In the New York Times Magazine this past week, Peter Singer writes about health care rationing and determining the value of health care. Why We Must Ration Health Care. Towards the end, Singer writes,
“Will Americans allow their government, either directly or through an independent agency like NICE, to decide which treatments are sufficiently cost-effective to be provided at public expense and which are not? They might, under two conditions: first, that the option of private health insurance remains available, and second, that they are able to see, in their own pocket, the full cost of not rationing health care.”
Under a state-run single payer national health program, as in the UK and Canada, the state is tasked with making this cost-value calculation. A national health service may not pay for a procedure where the life value is thought to be less than its cost.
But in the American system of private health insurance, don’t insurers already place a value on life? And they are asking that question as “is this good for shareholders,” rather than “does the public interest in general welfare support the cost?” Aside from the small minority of Americans who can afford to pay for their health care at retail cost, most Americans rely on the judgment of their health insurance carrier to determine whether a procedure is cost-effective or not.
In theory, a free market allows customers to pick and choose between insurance plans and coverage. But in the absence of stricter regulation, the public is fairly limited in which plans they can choose. In addition, individuals typically rely on employer-provided health insurance, which makes switching carriers to a more responsive carrier or comprehensive plan difficult.
A state-run single payer plan is accountable to the people. While it might be a bureaucratic mess, how could dealing with that bureaucracy be any worse than dealing with a private sector health insurance company? With a public plan, these cost-benefit decisions are ultimately under the control of Congress, and each elected representative or Senator is accountable to his or her constituents.

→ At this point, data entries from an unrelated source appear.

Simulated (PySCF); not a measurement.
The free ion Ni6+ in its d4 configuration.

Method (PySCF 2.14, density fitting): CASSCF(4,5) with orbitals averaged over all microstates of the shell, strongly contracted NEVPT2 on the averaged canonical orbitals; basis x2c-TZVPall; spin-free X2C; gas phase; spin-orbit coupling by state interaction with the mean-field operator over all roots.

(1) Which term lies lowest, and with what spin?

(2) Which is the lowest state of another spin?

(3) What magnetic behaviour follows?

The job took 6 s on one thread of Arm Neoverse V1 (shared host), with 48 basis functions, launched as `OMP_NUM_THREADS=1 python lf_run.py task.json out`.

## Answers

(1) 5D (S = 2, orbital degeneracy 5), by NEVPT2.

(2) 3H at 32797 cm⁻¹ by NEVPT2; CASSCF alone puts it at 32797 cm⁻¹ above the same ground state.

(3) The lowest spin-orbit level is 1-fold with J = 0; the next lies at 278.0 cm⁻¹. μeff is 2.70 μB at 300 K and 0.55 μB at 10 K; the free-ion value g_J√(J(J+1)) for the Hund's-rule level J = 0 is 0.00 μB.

Private health insurances companies are primarily held accountable by their shareholders, for whom the primary reason for owning stock is profit (especially for the large institutional investors who hold enough stock to have an impact on electing the board.) State regulators do not have the same direct chain of oversight that Congress would have over a national public health insurance plan. So wouldn’t a Federal health plan be more accountable to the people it covers than the private health insurance industry?
(In general, health insurance companies are serving their stockholders by insuring only the healthiest people to subsidize as little use of the health system as possible. Perhaps public health is a public good, and a goal of its own right that is never going to be an efficient market when incentivized by profit.